Hannah Kaemmer

Hannah Kaemmer

Graduate Student in Architecture, Graduate School of Design
Hannah Kaemmer
  • Region(s): Europe; Britain
  • Time Period(s): 16th Century; 17th Century
  • Theme(s): Architecture

Hannah Kaemmer is a third-year PhD student studying the history of architecture and urbanism in early modern Europe, in particular 16th– and 17th-century England. Her current research focuses on the relationship between science, antiquarianism, and architecture in early modern England. She is also interested in the role of class and tradition in architectural theory and practice; past projects have examined the use of medieval references in domestic architecture, and the relation between architectural practice and gentry identity in 17th-century England.
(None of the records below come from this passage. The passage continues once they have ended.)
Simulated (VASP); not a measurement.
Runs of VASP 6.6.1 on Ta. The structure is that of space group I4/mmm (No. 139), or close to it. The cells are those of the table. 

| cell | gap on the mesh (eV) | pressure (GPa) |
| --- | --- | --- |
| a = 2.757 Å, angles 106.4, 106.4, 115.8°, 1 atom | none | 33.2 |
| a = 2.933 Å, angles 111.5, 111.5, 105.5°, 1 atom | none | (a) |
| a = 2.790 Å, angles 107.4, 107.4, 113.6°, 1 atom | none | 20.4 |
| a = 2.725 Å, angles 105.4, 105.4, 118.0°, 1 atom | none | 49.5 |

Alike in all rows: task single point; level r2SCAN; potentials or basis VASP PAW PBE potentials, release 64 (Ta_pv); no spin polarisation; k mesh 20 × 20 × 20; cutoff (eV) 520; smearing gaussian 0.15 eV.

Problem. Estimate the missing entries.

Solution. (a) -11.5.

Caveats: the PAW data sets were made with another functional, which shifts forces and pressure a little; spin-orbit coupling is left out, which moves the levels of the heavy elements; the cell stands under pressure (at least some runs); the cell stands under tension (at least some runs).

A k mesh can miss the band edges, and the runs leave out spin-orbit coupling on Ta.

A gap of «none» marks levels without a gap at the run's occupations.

Prior to Harvard, Hannah was a resident fellow at the Preservation Society of Newport County, where she researched patron-architect relationships in Gilded Age Newport, as well as the rebuilding, adaptation, and preservation of Newport’s Gilded Age homes in the 20th century. As a Fulbright grantee in York, UK, she investigated the design and use of English gentry houses in the 16th and 17th centuries. Hannah holds a Master of Arts in the Archaeology of Buildings from the University of York, and a Bachelor of Arts in History from Williams College.